Back to the movie at hand, it certainly did not blow my mind with a wholly new perspective on the Beatles’ touring years. However, it was a thoroughly enjoyable movie-watching experience for a Beatles fan. I was pleasantly surprised to see a lot of backstage footage that I had somehow never come across on YouTube or television. These clips emphasized that the Beatles really were a hilarious four-headed monster, at least in their early days. The movie also detailed a few points about the Beatles’ stops in specific areas of which I was not previously aware.

These included a 1964 Beatles concert in Florida that they flatly refused to perform unless they sang to an unsegregated crowd. Though the Beatles were from England, they were very conscious of the racial tensions present in the US at the time and took this opportunity to maintain their belief that any form of segregation was morally wrong and unacceptable to them. This isn’t really a huge spoiler, but I previously had no idea that the venue actually agreed to unsegregate the seating for that particular concert so the Beatles would still perform,  which helped set a precedent for unsegregated concert venues in that and surrounding areas.

This movie also focuses a lot on the difficulties that the Beatles faced during their rise to worldwide acclaim through their tours. I was not wholly aware of the actual danger that they were in just entering a building or driving around. There were many clips of near-riots on streets all over the world that stemmed from the Beatles’ arrival in that particular city. This is a helpful reminder for aspiring musicians that the only sustainable reason to become a musician is because you deeply love music, not because you want to be famous. I am always in awe of the immense scope of Beatlemania in the mid 1960s, but it certainly was not all good days and sunshine.

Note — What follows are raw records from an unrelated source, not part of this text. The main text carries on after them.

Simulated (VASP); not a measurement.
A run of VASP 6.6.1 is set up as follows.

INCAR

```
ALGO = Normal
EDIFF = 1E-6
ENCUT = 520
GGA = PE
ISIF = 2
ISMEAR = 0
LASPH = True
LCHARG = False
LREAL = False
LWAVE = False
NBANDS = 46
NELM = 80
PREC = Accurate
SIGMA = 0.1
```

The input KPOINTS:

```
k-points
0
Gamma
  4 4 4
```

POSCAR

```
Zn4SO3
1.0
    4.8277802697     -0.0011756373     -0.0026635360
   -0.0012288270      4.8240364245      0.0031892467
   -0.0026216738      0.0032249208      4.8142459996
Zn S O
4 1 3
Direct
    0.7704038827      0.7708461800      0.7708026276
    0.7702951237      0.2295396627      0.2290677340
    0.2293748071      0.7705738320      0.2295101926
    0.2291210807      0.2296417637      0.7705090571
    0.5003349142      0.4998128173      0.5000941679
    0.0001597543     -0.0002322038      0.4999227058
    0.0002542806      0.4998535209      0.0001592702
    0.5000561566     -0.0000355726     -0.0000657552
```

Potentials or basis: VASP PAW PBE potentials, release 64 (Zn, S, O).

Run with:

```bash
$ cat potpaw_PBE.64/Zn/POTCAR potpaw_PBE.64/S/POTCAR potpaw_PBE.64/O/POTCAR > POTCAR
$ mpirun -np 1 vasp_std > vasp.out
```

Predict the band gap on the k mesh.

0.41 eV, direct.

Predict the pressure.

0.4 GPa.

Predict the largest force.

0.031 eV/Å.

Despite all of this, I would trade just about anything to spend one day experiencing the height of Beatlemania. However, seeing this movie in the theaters is probably the next best thing. The Beatles: Eight Days A Week may not be groundbreaking, but honestly, barring some huge, covered-up scandal I don’t know about, it is difficult for any new Beatles project to be groundbreaking. What I absolutely love about the release of this movie is how it contributes to keeping the Beatles’ music and story alive in today’s generation. As long as there is the occasional Beatles-related project or musical re-release, I’ll have confidence that they will remain eminent figures in cultural lore.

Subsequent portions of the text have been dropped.